Reducing reliance on PDF documents online
Some organisations publish large amounts of their online content as PDF documents. But PDF is rarely chosen because it's been assessed as the best format for the content. In this article we discuss ways to reduce reliance on PDF.
PDF is often the format of choice for content publishers because:
- it's faster and easier to publish this way
- no special technical skills are required — if you can create a Word document, you can just as easily convert it to PDF
- content often starts out as a document and no one thinks of publishing it in any other way.
But if it's not used appropriately, it can create a range of problems.
Why reduce the use of PDF?
The push to reduce the use of PDF in Australia is because of concerns about accessibility. In 2010, the Australian Human Rights Commission warned against the use of PDF as the sole format for content after receiving many complaints. It said organisations should:
"make the content available in at least one additional format and in a manner that incorporates principles of accessible document design."
Poor document design
In the same year, the Australian Government Information Management Office also warned against relying on PDF documents. They said government agencies should:
"publish an alternative to all PDF documents (preferably in HTML)."
They then funded a study that found poor document design — not PDF technology — caused most accessibility problems.
My client work has shown that poor PDF implementations affect a wide range of users. While testing websites I've seen people struggle with:
- huge decorative images that create a barrier to reaching the real content
- spreads or landscape layouts that require horizontal as well as vertical scrolling
- multi-column layouts that increased the amount of vertical scrolling required, or lead to overlooking content that continues at the start of a new column (some users just read on to the top of the next page)
- long documents with no linked table of contents or bookmarks to allow them to click through to the section of the document they're interested in
- accidental clicking on words that are linked, but don't look like links
- clicking on text that looks like a link but isn't
- page number references in the text that don't match the page numbers in the document footer or in the PDF page menu
- trying to print or copy text from a page with print or copy restrictions applied (note: determined users can get around this, so don't use PDF because you think it stops people copying your content).
And even when a PDF document is well designed, I've seen users frustrated by:
- poor descriptions of what's in the PDF, making them think twice about whether they want to download it
- links not identified as a PDF download
- having to download a PDF document when all they wanted was contained in a single paragraph.
But it's not just PDF that's the problem. Word and RTF can also be poorly designed. They can be published without a table of contents, active links, heading styles or proper list formatting. They can have tabbed rather than styled columns. Neither format has been evaluated for accessibility support and both are likely to have shortcomings, particularly when it comes to forms and tables. Anyone who has ever converted a document with images into RTF will know that the file size increases significantly. And no one wants to download any sort of document when it's a simple page of text that could just as easily have been a web page.

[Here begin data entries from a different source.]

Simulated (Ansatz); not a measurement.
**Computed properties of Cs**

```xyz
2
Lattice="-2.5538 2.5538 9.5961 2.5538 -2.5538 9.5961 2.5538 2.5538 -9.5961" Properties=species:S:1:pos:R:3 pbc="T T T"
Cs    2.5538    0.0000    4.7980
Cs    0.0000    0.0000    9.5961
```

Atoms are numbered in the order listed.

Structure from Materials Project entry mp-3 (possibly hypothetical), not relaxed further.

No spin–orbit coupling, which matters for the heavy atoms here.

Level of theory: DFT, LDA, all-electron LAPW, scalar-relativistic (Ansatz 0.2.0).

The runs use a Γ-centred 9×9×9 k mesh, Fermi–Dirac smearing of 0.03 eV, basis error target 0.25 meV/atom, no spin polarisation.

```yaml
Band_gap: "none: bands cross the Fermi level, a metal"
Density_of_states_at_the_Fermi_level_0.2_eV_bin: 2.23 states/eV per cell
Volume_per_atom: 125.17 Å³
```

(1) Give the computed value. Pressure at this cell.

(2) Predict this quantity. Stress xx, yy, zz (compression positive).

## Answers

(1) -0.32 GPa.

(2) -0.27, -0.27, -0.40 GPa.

So if you're publishing Word or RTF documents thinking this is an acceptable alternative to PDF — think again.
Poor PDF interaction skills
The Australian Government study also showed that disabled users sometimes lacked the knowledge or skill to interact with PDF documents. Again, I've seen this issue affect all sorts of users. Many people do not know how to:
- open the bookmarks pane to navigate a longer PDF that doesn't have a linked table of contents
- jump to a specific page in the document
- search for text within a document
- shut down the document without also shutting down their browser.
Strategies to reduce PDF
To create a better user experience for all users, we should reduce our reliance on PDF, and on other document formats — unless a document is specifically called for (as a print version of content or as a download for more in-depth reading, for instance).
Two recent approaches
In 2010, a state government department decided to remove all PDF documents from its website. With a significant budget allocated, its central web team managed the project, hiring staff to convert all PDF content to HTML. A quick look at the site now shows that PDF documents are back, though mainly as an alternative format to HTML.
A few weeks ago I heard about a large university taking a different approach. With encouragement from their Deputy Vice Chancellor, organisational units are reviewing their existing PDF documents, removing any that are out of date or unused and republishing the rest as Word documents wherever possible. While they are reducing PDF documents, they are publishing more Word documents, and as I hope I've shown, that does not necessarily mean increased accessibility or a better online content experience.
An alternative strategy
A better goal might be to limit the use of PDF to appropriate content types. Most organisations won't be willing or able to fund a wholesale conversion of PDF to HTML. And there is a case for publishing certain kinds of content as downloadable, printable or shareable documents. But don't just replace one document format for another. There's no evidence that Word or RTF is superior to PDF for accessibility.
Here's an outline of the steps you could take.
Get management support for your strategy. Find a senior manager who will champion the cause, making it a visible priority within your organisation. If there's no real impetus for change, old publishing habits will persist.
Do a sample audit. You need to have an idea of what you're working with. Identify the types and volume of content published as PDF, Word and RTF documents. Check the design and accessibility of these documents. Note common problems. Communicate your findings across the organisation.
Consult widely with content owners and publishers to consider the appropriate format for the different types of content they publish. Note areas of agreement and resistance. Consider the resourcing and skills required to publish in another format. Identify training needs.
Decide on format requirements for new content. You'll probably need to balance creating a good user experience with what is achievable given publishers' attitudes, resources and skills.
Work out how to handle existing content. Start with a full audit. Each business unit could do their own. The audit will need to identify documents that can be:
- removed (because they're out of date or unused)
- converted easily to HTML
- converted to HTML, but with more effort (longer or more complex documents, for example)
- kept, but after some document design improvements (tagging a well designed PDF, for example)
- kept as they are.
On larger sites, you will need to set priorities for dealing with existing content and do the work in stages, over time.
Support and monitor your strategy. Provide training and resources. Identify mentors who can support and advise others. Seek progress reports from business areas. Do regular, random audits. Monitor site analytics. Note any feedback from people who use your site. Be prepared to change tactics in response to any problems that crop up.
Keep the strategy on the agenda. Meet periodically with management. Keep everyone informed of how things are going. Report on success stories. Encourage and reward people's efforts.